As a result she and I have become like scavengers picking through the detritus of the recession. A lot of the houses we've visited are large, respectable-looking Colonials in new neighborhoods in Olney and Germantown. They're usually empty, and what we have are the signs of the occupants' former lives: abandoned cable boxes, old pictures, a dresser with "I [heart] my family" scrawled on it in crayon. There was the house in Bowie with an elaborate deck that, after months or years of deterioration, came to look like Roman ruins.
The houses are almost always unoccupied, and if people are still living there, they're usually out for the day. But last Friday my mother had to look a little kid in the eye and tell him he's losing his house.

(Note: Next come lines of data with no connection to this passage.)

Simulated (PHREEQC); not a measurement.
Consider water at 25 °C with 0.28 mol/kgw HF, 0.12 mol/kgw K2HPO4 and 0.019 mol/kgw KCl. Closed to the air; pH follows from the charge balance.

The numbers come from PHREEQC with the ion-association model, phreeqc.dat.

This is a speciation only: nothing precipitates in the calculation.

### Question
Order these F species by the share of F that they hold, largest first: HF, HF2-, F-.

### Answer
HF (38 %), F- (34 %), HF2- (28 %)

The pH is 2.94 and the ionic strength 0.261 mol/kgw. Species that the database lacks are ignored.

The house is this little cinder-block deal off Route 108 in Damascus, white with black shutters and a casually overgrown lawn. Across the street are a couple of McMansions with brick fronts and vinyl sides sitting in the middle of a field that seems to go on forever. I turn into the gravel driveway and am surprised to find that it goes behind the house, into a loose cul-de-sac with a shed, an old truck, and some people. Two young men carrying things into the shed who look up momentarily when we arrive. A boy about ten, my brother’s age, and a younger girl in a pink dress who stumbles across the yard clutching a doll, watching our car curiously.
I wanted to leave right then and there. The Realtor told my mother that people were home, but I was expecting to see them through the window, seated in front of a TV, oblivious to our presence. And they still were, sort of.
My mother gets out, taking pictures of the house, as I turn the car around, trying to be invisible. As she holds her camera up, the boy strides up to her. “What are you doing?” he asks. “I’m taking pictures of the house,” she says. Why, the boy continues. As she explains to him that his family is losing their house, another truck pulls into the driveway. It has the name of a landscaping company on the side and two ruddy-faced men in the front. We face each other; I’m blocking them, so I back up, slowly, into the yard where the little girl is still clutching her doll.
As the truck passes me, the two men inside nod at me and I nod in response. Unlike the kids, they know why I’m here, this city boy in a blue Honda and a woman taking pictures. “Do you want me to get my mom?” the little boy asks my mother, and before she can say yes he takes off to get her. My mother slides into the car next to me and we wait. A few minutes pass and no one comes out. She calls the Realtor. “I went to the house and the little boy asked me to speak with his mom,” she says, thinking out loud, “but you already told them I was coming, so I guess I don’t need to stay.” We drive away.
We live in one of the wealthiest counties in the wealthiest state in the wealthiest metropolitan area in the country but, still, there are people whose lives have fallen apart just like that. When we are back on Route 108 my mother becomes a pastor again. “It’s hard to watch that little boy and know his family is losing their home," she says. "They want me to take their hand, and I want to as well, but all I can do is put them in the arms of God.”
3 comments:
This is definitely sad. Yet I think you yourself have given all of the evidence needed to support a statement that "there is too much vacant housing for anyone to consider building more housing".
I think there is a definite need for the local government in particular, and the higher levels of government in general, to invest more heavily in relocation assistance and even in temporary housing assistance for people who lost their mortgages because they lost their jobs, and people who lost their rental residence because the owner screwed up and defaulted the mortgage.
Although this is happening more slowly and doesn't have such an obvious physical cause -- and it is also more distributed through a larger geographic area and there are no unaffected areas -- this economic event is likely to produce as much (or even more) dislocation and disruption as Hurricane Katrina or the Christmas Tsunami.
After the Christmas Tsunami, some Sri Lankan programmers worked with experts in the assistance/rescue communities and they all developed a fine application suite called Sahana, and I have installed an example instance here.
It has geographic mapping, "missing persons" and "found persons" databasing, "resource locator" databases, etc.
This should be very easy to adapt to serving the needs of people who have been dislocated from housing and it should also serve the needs of people who have empty homes into which they need to get residents.
Heck, you hook it up to a cellphone with an "unlimited texting" call plan and it can SMS mass messages.
There are resources out there and people that need them, and the biggest stumbling block is money, mostly because government worker salaries are so high and the taxpayers can't afford more taxes. Something like this Free Open Source Software could serve a pressing need and save the county a bundle in administrative overhead, not to mention software costs.
Dan, Nice post about a sad subject. The pic looks like circa 2002 Bowie deck architecture. Not my favorite time period.